Digitalization is a key priority for the region’s economies. Singapore, for example, recently doubled its budget for research in digital innovation, Bloomberg reports.
In Tawian, tech giants including Google, IBM and Microsoft are already investing in the AI sector. The government’s Asian Silicon Valley Development Agency also has ongoing plans to raise Taiwan’s global market share in the Internet of Things (IoT) from 3.8% in 2015 to 5% by 2025.
The Need for New Jobs and Digital Skill Sets
For countries with aging populations such as South Korea, Singapore, Japan and China, robotics and automation offer a way to retain economic activity even as the size of the workforce declines. “For nations where the workforce is growing, such as India, Bangladesh and Indonesia, the challenge is to create jobs in the face of these trends,” Yao points out.

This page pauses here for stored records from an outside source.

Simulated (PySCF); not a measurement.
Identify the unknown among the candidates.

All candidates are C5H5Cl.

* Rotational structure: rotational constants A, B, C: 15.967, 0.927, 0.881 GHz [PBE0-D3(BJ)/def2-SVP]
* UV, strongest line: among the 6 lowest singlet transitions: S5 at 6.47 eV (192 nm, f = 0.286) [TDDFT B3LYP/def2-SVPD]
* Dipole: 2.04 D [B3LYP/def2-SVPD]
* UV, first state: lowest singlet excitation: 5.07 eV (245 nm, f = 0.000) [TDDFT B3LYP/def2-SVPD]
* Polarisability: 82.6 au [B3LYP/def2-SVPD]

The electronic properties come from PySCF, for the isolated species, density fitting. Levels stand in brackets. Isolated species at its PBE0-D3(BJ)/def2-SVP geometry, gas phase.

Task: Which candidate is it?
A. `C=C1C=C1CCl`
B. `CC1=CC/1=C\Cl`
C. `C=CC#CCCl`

Sedik agrees. “Southeast Asia will face distinct challenges as the new technologies disrupt global value chains and undermine the model of labor-intensive, export-led manufacturing that has powered the region’s growth,” he says. “But the new technologies will also open opportunities for small businesses and offer the potential of enhanced productivity – something that Southeast Asia will need in order to move beyond middle-income status.
“Technological progress can boost productivity and growth, creating new jobs, transforming jobs and skills, with old jobs and firms disappearing and new ones emerging,” Sedik adds. He calls for policies to harness digital dividends including “revamping education to meet the demand for more flexible skill sets and lifelong learning.”
Digital Transformation in Asia
While Asia’s economies are enormously diverse, with different levels of development, education and infrastructure, “we are very strong believers in the importance of digital transformation in Asia,” says William Chuang, Portfolio Manager at AXA IM.
Google, Temasek and Bain, in their e-Conomy SEA 2019 report, state that the digital economy in Southeast Asia has tripled in size over the last four years to $100 billion and will triple again to $300 billion by 2025.
“The internet economies in Malaysia, Thailand, Singapore and the Philippines are growing by between 20% and 30% annually, with no signs of slowing down,” the report says. “But … the two pacesetters in the region are Indonesia and Vietnam, which lead the pack with growth rates in excess of 40% a year.”
E-commerce represents one of the key digital successes for China over the past decade, not just because of the technology itself but because it has enabled the creation of tens of millions of small businesses in the country. “The technology has become so cheap and so accessible that anyone can become an entrepreneur,” Chuang adds.
But it will be difficult for other countries to recreate China’s success, Yao argues. “China has a huge advantage: It has an enormous population and the ability to collect massive amounts of data,” he says.
Internet companies tend to thrive where populations are large, agrees Vey-Sern Ling, Senior Industry Analyst at Bloomberg Intelligence. “They’re like telecom companies—they make a little bit of money from lots of people. That’s why the biggest opportunities are in countries with massive populations, such as China, India and Indonesia,” he says.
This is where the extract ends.